On 03/14/2006 06:56 PM, Page, Bill wrote:
On Tuesday, March 14, 2006 9:57 AM you wrote:
"Bill Page" <address@hidden> writes:

| On March 13, 2006 6:34 AM Ralf Hemmecke asked:
| > ... | > But here the question to our category theory experts:
| > Since Monoid is something like (*,1) would it make sense
| > to speak of a category (in the mathematical sense) of
| > | > monoids that have * and 1 as their operations (1) | > | > ? Morphisms would respect 1 not just the identity element | > with respect to *. And for each morphism f we would have
| > f(a*b) = f(a)*f(b). Of course as operations the two * above
| > are different but in that category they have to have the same
| > name. (No idea whether this makes sense, but it seems that
| > this is the way as "Category" it is implemented in Axiom/Aldor.)
| > | > Then, of course, (N, +, 0) is not an object in the category | > given by (1).

Well, Bill, are you saying that I cannot have (1) as a category?
Let me try to answer again: No. :)

I think your definition (1) is not a category in the usual sense
of category theory.

A category is a collection of objects and morphisms. Let's define MYMON. Let an object be as follows:
   A set M together with to operations *: (M, M) -> M
   and 1: M such that the monoid axioms are satisfied.
   (I am lazy and don't specify them here explicitly.)
The morphisms in MYMON are the usual monoid-homomorphisms.


And yes, if something wants to be an object in MYMON, it
has to have * as its binary operation and not +.

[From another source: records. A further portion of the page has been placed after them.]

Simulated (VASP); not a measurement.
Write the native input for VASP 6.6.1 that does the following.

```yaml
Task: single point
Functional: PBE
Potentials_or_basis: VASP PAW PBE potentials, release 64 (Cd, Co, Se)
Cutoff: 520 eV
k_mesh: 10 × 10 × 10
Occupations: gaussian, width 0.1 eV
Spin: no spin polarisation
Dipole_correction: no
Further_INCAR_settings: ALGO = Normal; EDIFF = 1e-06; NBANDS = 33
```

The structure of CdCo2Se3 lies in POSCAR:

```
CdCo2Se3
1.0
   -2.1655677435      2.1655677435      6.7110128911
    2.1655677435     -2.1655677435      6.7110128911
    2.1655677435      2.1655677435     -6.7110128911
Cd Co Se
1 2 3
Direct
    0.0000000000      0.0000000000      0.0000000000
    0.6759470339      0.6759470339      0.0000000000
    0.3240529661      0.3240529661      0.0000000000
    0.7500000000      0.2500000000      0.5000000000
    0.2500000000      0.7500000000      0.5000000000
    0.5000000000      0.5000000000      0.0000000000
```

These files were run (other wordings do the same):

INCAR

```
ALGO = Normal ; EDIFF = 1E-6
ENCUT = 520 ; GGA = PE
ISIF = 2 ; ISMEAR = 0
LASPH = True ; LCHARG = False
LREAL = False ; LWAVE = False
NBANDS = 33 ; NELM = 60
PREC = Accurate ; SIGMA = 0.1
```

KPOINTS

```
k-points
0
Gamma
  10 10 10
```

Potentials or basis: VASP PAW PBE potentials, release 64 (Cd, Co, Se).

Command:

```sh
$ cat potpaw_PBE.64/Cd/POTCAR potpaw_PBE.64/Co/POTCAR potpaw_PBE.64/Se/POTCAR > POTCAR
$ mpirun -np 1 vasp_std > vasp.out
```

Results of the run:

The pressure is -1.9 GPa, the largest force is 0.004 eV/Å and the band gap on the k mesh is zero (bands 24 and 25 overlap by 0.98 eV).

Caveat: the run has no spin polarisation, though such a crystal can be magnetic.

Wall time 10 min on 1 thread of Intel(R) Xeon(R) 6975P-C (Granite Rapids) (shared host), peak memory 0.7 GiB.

This does not make much sense to me.

OK, that would be the answer to my question above.

That is the same thing as trying to say that if some set "wants to
be" an object in MYMON it must be named M and not N. This is
irrelevant when defining a category. Both M and * are "formal
parameters" that do not have any more meaning than we wish to assign
to them.

OK, it's in some sense similar to the signature as it appears in Doye's thesis. M is a sort and * and 1 are operator symbols.

And yes, I consider (N, +, 0) not an object in MYMON. What
I try to say is that Aldor has currently this view for the
"Monoid" category.

Do you mean you think the distinction is a "syntactic" one
and not a semantic one? If so, then I think I agree with

I did not think about syntax and semantic, but it seems that is it.

> Aldor categories are not categories in the sense of
category theory.

By now, we should all know that. And anyway, if Aldor categories were true categories then the morphisms are missing.

But let's try to identify what the morphisms could be in the current view of Aldor.

OK, just an example that should be further formalised.

define CatA(A: Type): Category == with {foo: (A, %) -> %}
X: CatA(Boolean) == add {foo(a: A, x: %): % == ...}
Y: CatA(Boolean) == add {foo(a: A, x: %): % == ...}

Let h: X -> Y. It consists of several maps, namely
h_A: A_X -> A_Y (where A_X = A_Y = A)
h_%: %_X -> %_Y (where %_X and %_Y are the respective %'s)
Then h_A(a)=a for all a in A
and we require compatibility with the operations so:

  h_%(foo(a, x)) = foo(h_A(a), h_%(x))                 (C1)

All such h for any domains that are declared to be of type CatA(Boolean) are morphisms of CatA. By the way, since any Aldor program consists of a finite number of characters, doesn't that just mean that any Aldor category can have only finitely many objects.

And yes, (C1) seems to be syntactic, since there is foo on both sides of the equality and not foo_X and foo_Y.

> Nonetheless it is the nature of symbolic
calculation on a computer that we are always in the position
of trying to express semantic ideas in terms of syntax. In
the same way the series of digits:

   3 1 4 1 9 5

is not an "integer" in the mathematical sense. Nonetheless
we do use this symbolic representation of an integer to
perform calculations by hand and a similar (usually binary)
notation to do calculations inside the computer.

Good point. We agree on some representation of Integer (or natural numbers) an never really question it, although there are more such things that satisfy the Peano axioms.

Maybe that is one reason why the Axiom designers did not try to distinguish between operator symbols and operator names (see Doye's thesis chapter 9) with the consequence that AbelianMonoid does not inherit from Monoid.

But I do not see how recognizing this fact gets us any
further along the path to understanding how to represent
the mathematical notion of a monoid in Axiom.

Well, understanding the current situation is certainly one step to a solution. To me it seems that Aldor needs a way to distinguish operator symbols from operator names.

Maybe we could agree on a temporary syntax for such a distiction and then try to figure out what positive and negative consequences such a language feature would have.

What do you all think? The goal is to make Aldor more mathematical without introducing unhandy language constructs.

And maybe at the same time we should think about introducing axioms to Axiom that are not just declarative objects like "commutative(+)" but logical formulae.